The assassination of Iran's top nuclear scientist may also prove lethal to President-elect Joe Biden's stated desire to recommit to the Iran nuclear deal.
Whether that was the objective of Friday's killing of Mohsen Fakhrizadeh is unknown. What is clear is that the reaction from adversary and ally alike may make it more difficult for the U.S. to diplomatically re-engage with Iran and return to the multinational pact that was negotiated during the Obama administration.
President Donald Trump reneged and withdrew America from the deal in 2018 and subsequently leveled severe sanctions on Iran for its malign regional activities. The accord was also opposed by Iran's Middle East adversaries. That includes Saudi Arabia, which is part of a broader regional split between majority Sunni, Arab nations and Persian, Shiite Iran.
Iran accused Israel of being behind the slaying, which seems certain to embolden Iranian hard-liners. They already were deeply skeptical, if not outright opposed, to the deal with the U.S. and other world powers that was intended to curb Iran's potential nuclear weapons program.

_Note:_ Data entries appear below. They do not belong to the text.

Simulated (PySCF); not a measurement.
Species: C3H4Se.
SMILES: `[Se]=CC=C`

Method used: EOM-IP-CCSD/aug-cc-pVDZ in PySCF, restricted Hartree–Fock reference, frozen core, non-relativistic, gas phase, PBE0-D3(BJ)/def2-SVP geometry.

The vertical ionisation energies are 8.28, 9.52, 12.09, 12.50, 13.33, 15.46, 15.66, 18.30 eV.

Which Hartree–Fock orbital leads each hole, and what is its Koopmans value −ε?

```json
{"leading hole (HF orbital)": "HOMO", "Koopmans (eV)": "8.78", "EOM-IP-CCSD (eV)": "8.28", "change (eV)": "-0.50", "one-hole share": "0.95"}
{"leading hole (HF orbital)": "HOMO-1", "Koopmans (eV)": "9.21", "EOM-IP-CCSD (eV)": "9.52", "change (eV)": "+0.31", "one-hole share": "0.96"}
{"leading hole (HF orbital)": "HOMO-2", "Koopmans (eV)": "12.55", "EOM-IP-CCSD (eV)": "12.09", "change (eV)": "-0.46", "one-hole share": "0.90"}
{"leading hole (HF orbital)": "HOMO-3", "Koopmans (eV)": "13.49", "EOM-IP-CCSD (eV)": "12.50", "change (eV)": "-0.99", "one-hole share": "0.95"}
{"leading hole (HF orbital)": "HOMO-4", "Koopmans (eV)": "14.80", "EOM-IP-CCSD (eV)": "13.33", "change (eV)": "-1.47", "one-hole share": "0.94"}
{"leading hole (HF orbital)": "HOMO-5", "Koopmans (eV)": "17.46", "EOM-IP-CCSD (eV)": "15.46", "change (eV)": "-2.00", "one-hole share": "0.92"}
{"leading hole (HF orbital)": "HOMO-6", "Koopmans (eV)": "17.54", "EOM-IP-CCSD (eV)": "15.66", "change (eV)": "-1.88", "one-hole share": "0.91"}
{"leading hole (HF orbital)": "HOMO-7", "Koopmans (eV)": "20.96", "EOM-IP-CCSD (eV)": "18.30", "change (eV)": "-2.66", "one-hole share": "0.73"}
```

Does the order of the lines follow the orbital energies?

By nearly every account, including the Trump administration's, Iran lived up to the nuclear compliance portion of the deal during the time that the U.S. was still party to it. But now, it is not. And the theocracy has also continued its destabilizing and deadly support of proxies in countries such as Lebanon, Syria, Iraq and Yemen.
Iran's extremists may be emboldened not just by the recent events but by the run-up to the country's June's presidential election. "Iranian politics now is completely about the upcoming elections, and no one wants to look weak," Patrick Clawson, a senior fellow at the Washington Institute of Near East Policy, told an editorial writer.
The ostensibly more moderate Iranian factions may try to wait until Biden is president in order to press for a U.S. return to the deal. But hard-liners may move sooner in advocating an attack to avenge Fakhrizadeh's killing. If so, it could create an escalatory spiral just as the U.S. is speeding its withdrawal of forces in Afghanistan and Iraq and as the more rhetorically bellicose Trump administration transitions to an incoming Biden administration that has designs on diplomacy — an already fraught process that will be much more challenging that when the original deal was inked in 2015.
"It's going to be complicated and difficult negotiations; it's not going to be, 'We're back,'" Clawson said.
Ultimately, the goal is to stop Iran from having the capacity to develop a nuclear arsenal. And while the assassination of a scientist will have Iranians, in Clawson's words, "tied up in counterintelligence knots," it doesn't totally void Iran's institutional knowledge of nuclear proliferation processes.
Multilateral diplomacy was and remains the best way to stop Iran from developing a weapon and triggering a dangerous regional proliferation race. Biden is right to want to work with world powers to do this. But given Iranian intransigence, as well as the significant shifts in Mideast politics since Biden left office in 2017, it won't be easy.